My usual answer begins by acknowledging the challenges that face the disarmament enterprise these days, for they are very real.  After all, a new era of great power competition is upon us, with the revisionist powers of Russia and China putting pressure on us and our allies in their bids to remake the international system in their own dark and authoritarian image, and with Russia seeming to feel free to violate arms control treaties and flout prohibitions against chemical weapons use whenever it likes.  With our primary obligation being to protect the security and advance the interests of the American people, these developments obviously present challenges for any serious and responsible disarmament agenda.

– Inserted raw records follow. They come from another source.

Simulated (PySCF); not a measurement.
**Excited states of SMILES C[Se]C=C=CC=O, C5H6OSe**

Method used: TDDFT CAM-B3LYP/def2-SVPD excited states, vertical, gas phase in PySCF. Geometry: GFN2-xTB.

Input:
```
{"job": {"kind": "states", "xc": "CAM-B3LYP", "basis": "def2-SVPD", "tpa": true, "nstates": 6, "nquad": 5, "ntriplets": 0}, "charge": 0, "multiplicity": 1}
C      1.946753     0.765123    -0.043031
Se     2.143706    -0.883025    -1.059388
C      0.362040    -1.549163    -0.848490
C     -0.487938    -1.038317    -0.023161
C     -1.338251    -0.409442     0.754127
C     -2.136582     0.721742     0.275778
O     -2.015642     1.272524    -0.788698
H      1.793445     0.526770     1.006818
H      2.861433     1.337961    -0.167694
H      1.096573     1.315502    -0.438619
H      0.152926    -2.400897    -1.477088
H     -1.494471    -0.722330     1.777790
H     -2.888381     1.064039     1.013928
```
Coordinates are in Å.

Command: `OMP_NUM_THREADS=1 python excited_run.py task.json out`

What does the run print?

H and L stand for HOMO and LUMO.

I then usually point my questioners, nonetheless, to our new “Creating an Environment for Nuclear Disarmament” (CEND) initiative and the multiparty dialogue and working groups we are building to bring states together to start to think through potential answers to such problems.  I also often mention the ongoing work of the International Partnership for Nuclear Disarmament Verification (IPNDV), which continues to enjoy broad support as it brings states together to explore how to verify the dismantlement of nuclear weapons.  And I urge listeners not to forget the disarmament progress that has already been possible because of the easing of Cold War tensions, permitting us and our Russian counterparts to draw down our arsenals by between 80 and 90 percent from Cold War peaks.

And indeed it is very important to draw attention to what we are doing in these regards, and what has already been done.  But it is also necessary to clarify the role that disarmament does, and does not, play in the context of NPT diplomacy.  My interlocutors, of course, frequently have suggestions about what they say would help U.S. NPT diplomacy by demonstrating our Article VI bona fides, thus contributing to a successful 2020 Review Conference.  These suggestions are almost always well-intentioned, but unfortunately they frequently fail to address – or even acknowledge any need to address – the deterioration of the international security environment.  As a result, their prescriptions sometimes miss the mark.  Identifying contemporary international security problems and how they affect the role of nuclear weapons and deterrence, and exploring how to help meet such challenges, is precisely what we and our partners plan to do under CEND.

In order to focus more constructively upon such work, however, it is important to avoid being distracted by narratives that can get in the way of genuinely productive thinking about how to create a security environment more conducive to the kind of safe and stable disarmament progress we all would like to see.  This means that sensible disarmament diplomacy sometimes needs to point out confusions in the conventional wisdom and to rebut interpretations that actually impede real advances.  With your permission, that’s what I’d like to do a bit here today.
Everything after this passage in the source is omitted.